As investors grow older, as the baby boomers find themselves inheriting large sums of money or liquidating real estate for capital gains, the question arises, "what does one do with new money"? If your investment time horizon is only 10 to 20 years rather than 30 or 40 years, your investment decisions change. I just sold my home and am confronted with that very decision.

I have my stock account, my speculative money, and my investment portfolio. But where does one put new money if he wants liquidity plus security -- right now? If we choose government bonds, such as 10 or 30 year bonds which provide 2.3 to 3.3% yields currently, if interest rates rise we will be trapped in a falling investment. That's not what I call safe.  If inflation goes back to normal levels we can even lose much of our principle and interest. The yield hardly justifies the risk.

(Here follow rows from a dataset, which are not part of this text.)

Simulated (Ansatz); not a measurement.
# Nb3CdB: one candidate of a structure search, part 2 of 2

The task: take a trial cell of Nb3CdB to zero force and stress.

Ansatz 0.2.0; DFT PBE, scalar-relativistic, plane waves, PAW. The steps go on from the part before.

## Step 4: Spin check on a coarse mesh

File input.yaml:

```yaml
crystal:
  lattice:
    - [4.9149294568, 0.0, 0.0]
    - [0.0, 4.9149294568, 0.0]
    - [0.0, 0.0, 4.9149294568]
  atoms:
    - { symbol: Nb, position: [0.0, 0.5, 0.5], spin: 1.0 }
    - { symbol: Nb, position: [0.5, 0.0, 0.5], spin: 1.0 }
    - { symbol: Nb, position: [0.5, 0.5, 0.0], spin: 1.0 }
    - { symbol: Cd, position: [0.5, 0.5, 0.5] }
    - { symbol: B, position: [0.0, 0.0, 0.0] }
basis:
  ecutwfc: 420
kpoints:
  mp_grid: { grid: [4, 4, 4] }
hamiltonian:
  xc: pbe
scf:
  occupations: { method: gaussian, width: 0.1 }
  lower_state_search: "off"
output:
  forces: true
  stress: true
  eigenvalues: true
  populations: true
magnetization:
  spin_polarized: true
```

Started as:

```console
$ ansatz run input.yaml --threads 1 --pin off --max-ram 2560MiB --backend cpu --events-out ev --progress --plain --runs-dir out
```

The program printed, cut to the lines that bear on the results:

If we choose gold and silver, we stand to lose money if the market continues lower. It is said that gold is a store of value, and it has been, over the long term. But in the short to intermediate term, gold can fall for five years, ten years, or even twenty years, and has. Gold may be a good insurance policy against uncertainty, inflation, and disaster, but it is not a full proof place to maintain purchasing power.


Dividend paying stocks or giant companies with a proven track record or a combination of both, could be a good place for safety and liquidity. But after years of non-stop gains in the market and a possible recession looming? What if these stocks are at their high's and we are about to go into a prolonged period of falling or stagnant prices? Once again, long term a well diversified portfolio may do very well. But in the short to medium term you can go through hell watching your stock portfolio deteriorate. And if and when you want the money, you may be forced to sell at a large loss.


There's real estate, but that's one of the least liquid investments one can make especially in a deflationary world? Demand for most things is low and supplies of most things are high, pushing prices lower. Even as almost every major nation in the world is in the process of some sort of quantitative easing program and pursuing a low interest rate policy, prices are falling or barely rising. China just reported a fall in inflation to 1.3%. The US is running about the same. Japan is falling back into deflation even after the most aggressive QE attempt in history, and so is Europe. Real estate as a place to live is fine -- but as an investment?  Everything seems to be a gamble.


So what's safe?


I've come to the conclusion that at least for me, and for the time being, the only safe place to put money is in an FDIC insured savings account. You wont make any money but you wont lose any either. Come hell or high water, what you put into savings you will get out. Hedge that with some gold and silver coins and physical cash on hand in case of hack attacks or bank closures, inflation or deflation, and you are safe. There is no gamble in an insured savings account.


Things can change, of course. We can go back into inflation, fiscal policy can change for better (or worse) as can monetary policy if central banks change monetary tactics and strategies, but for the moment, stocks look iffy, bonds look vulnerable, commodities look weak, and real estate looks good but only for the very young and liquid.


For those closer to retirement age, or in retirement, all investment avenues are fraught with danger. I will continue to speculate, trade, and invest with a small portion of my assets. This year I've had several 30% plus gains on trades, but the lion's share will be locked up in savings -- real savings.


It's a sign of the times that some nations have turned to negative interest rates as a monetary tool. Even our Fed is talking about the possibility of utilizing them if deflation becomes a problem. Negative interest rates are when the bank charges you a fee to keep your money in the bank. It's like a storage fee for gold or silver. If you want real security, you will have pay for it.


What's safe? Pretty much nothing. And if negative interest rates become a reality, even our savings will fall as fees replace real interest rates. That's the kind of world we live in today.


There's an old investment adage: "take what the market gives you". Today the market is giving us little or nothing. Until things change, better safe in savings than sorry as far as I'm concerned.